TORONTO, Jan 20 (Reuters) - The Canadian dollar strengthened to a near 5-week high against its U.S. counterpart on Monday as the prospect of U.S. trade tariffs grew less imminent and a Bank of Canada survey showed that firms are beginning to anticipate improved activity.
The loonie was trading 1.1% higher at 1.4325 per U.S. dollar, or 69.81 U.S. cents, after touching its strongest intraday level since Dec. 17 at 1.4262.
Donald Trump will issue a broad trade memo that stops short of imposing new tariffs on his first day in office but directs federal agencies to evaluate U.S. trade relationships with China, Canada and Mexico, an official said.

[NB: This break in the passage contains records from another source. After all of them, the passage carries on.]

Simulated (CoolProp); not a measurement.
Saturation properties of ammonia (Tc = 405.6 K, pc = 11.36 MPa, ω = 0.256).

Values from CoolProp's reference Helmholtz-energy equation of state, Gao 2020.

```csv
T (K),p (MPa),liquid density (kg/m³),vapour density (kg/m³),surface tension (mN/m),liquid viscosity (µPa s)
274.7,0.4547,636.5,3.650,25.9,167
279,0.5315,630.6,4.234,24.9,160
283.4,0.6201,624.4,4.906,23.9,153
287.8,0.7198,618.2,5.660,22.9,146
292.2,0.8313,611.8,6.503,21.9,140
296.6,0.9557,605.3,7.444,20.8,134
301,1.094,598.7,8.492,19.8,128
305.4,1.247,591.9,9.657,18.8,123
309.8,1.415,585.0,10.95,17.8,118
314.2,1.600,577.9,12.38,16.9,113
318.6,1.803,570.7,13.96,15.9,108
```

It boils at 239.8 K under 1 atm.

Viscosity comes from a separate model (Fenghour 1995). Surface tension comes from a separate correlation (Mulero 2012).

The U.S. president-elect had threatened an immediate 25% tax on imports from Canada and Mexico. Earlier on Monday, the loonie touched its weakest level since March 2020 at 1.4485.
"Financial markets are staging an across-the-board relief rally," Karl Schamotta, chief market strategist at Corpay, said in a note. "Gains could accelerate somewhat ahead of tomorrow's U.S. equity market open, but the ride will remain bumpy as major unknowns remain around the incoming administration's policy direction."
Canadian firms see improved demand and sales in the coming year but are concerned about the potential damage from promised U.S. policies, the Bank of Canada said in its Business Outlook Survey.
"With inflation expectations normalizing, the door is open for the Bank of Canada to keep lowering rates in an attempt to push the unemployment rate down and absorb economic slack," Royce Mendes, head of macro strategy at Desjardins, said in a note.
Investors see a roughly 75% chance the BoC will cut its benchmark interest rate by 25 basis points to 3% at a policy decision on Jan. 29.
The Canadian 10-year yield was down 1.3 basis points at 3.284%.